The two horses get a rematch in the $75,000 Claiming Crown Ready’s Rocket Express (race 3, post time 1:45 p.m. CT) at six furlongs over the Fair Grounds Race Course & Slots’ main track. Concrete Glory is the 5-2 favorite, with Caramel Chip the 4-1 second choice in the capacity field of 12.

“He’s just a cool horse to be around,” the Florida-based Joseph said. “He shows up every time he runs. We’ve pointed for this race all year. It’s a big thing for Big Frank. He’s going through a tough time the last couple of years. Every time this horse runs, it kind of rejuvenates him. The Claiming Crown to him is huge.”

Concrete Glory and Caramel Chip went separate directions after that March 27 meeting in a $16,000 optional claiming race at Gulfstream Park. Bianco Stable’s Caramel Chip, trained by Jose D’Angelo, headed to Kentucky and the Northeast, where he won four more races out of eight starts. Concrete Glory got a five-month vacation and has returned with a pair of dominating wins, including earning a career-best Bris speed figure of 100 in his last start.

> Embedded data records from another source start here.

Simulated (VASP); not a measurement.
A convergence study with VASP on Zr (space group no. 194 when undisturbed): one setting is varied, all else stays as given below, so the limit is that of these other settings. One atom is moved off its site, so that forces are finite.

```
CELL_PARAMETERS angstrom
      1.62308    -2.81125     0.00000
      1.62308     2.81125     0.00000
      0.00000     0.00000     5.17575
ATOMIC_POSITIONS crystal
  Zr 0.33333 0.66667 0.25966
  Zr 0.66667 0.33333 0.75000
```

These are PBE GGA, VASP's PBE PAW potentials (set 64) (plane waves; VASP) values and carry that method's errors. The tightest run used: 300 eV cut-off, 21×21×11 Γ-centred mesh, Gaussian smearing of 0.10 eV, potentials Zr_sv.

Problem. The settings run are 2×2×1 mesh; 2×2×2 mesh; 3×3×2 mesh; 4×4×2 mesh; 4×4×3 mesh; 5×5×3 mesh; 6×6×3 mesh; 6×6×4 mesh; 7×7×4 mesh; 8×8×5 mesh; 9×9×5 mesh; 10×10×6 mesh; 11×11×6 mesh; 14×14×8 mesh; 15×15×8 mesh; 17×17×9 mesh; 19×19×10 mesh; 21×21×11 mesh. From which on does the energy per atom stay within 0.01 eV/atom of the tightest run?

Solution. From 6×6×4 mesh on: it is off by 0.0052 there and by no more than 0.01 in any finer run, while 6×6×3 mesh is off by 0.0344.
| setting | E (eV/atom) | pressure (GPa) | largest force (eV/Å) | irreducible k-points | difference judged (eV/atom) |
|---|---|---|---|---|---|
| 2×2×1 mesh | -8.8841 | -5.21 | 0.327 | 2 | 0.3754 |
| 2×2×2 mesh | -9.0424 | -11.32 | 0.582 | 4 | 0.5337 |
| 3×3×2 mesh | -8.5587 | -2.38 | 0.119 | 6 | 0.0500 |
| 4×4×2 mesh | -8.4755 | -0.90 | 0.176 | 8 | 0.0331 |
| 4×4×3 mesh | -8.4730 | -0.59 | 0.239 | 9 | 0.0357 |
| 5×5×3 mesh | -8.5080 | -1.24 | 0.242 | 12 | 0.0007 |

“We had to stretch him out to a mile last time because we couldn’t get a short race to go,” said Joseph, who also made Concrete Glory eligible to the $100,000 Claiming Crown Rapid Transit for horses that had raced for $16,000 or less in 2022-2023. “He handled that quite well. But the plan has always been this race. We wanted to give him a break. This is the third race off the layoff, so he’s in good order. Hopefully he’ll show up and run his race.”

The Express is well-populated with front runners, with Concrete Glory setting the pace in his past seven races, resulting in six wins, including the day he was claimed. He’ll be well-positioned from post 5 for new rider Ricardo Santana to play off the speed to his inside.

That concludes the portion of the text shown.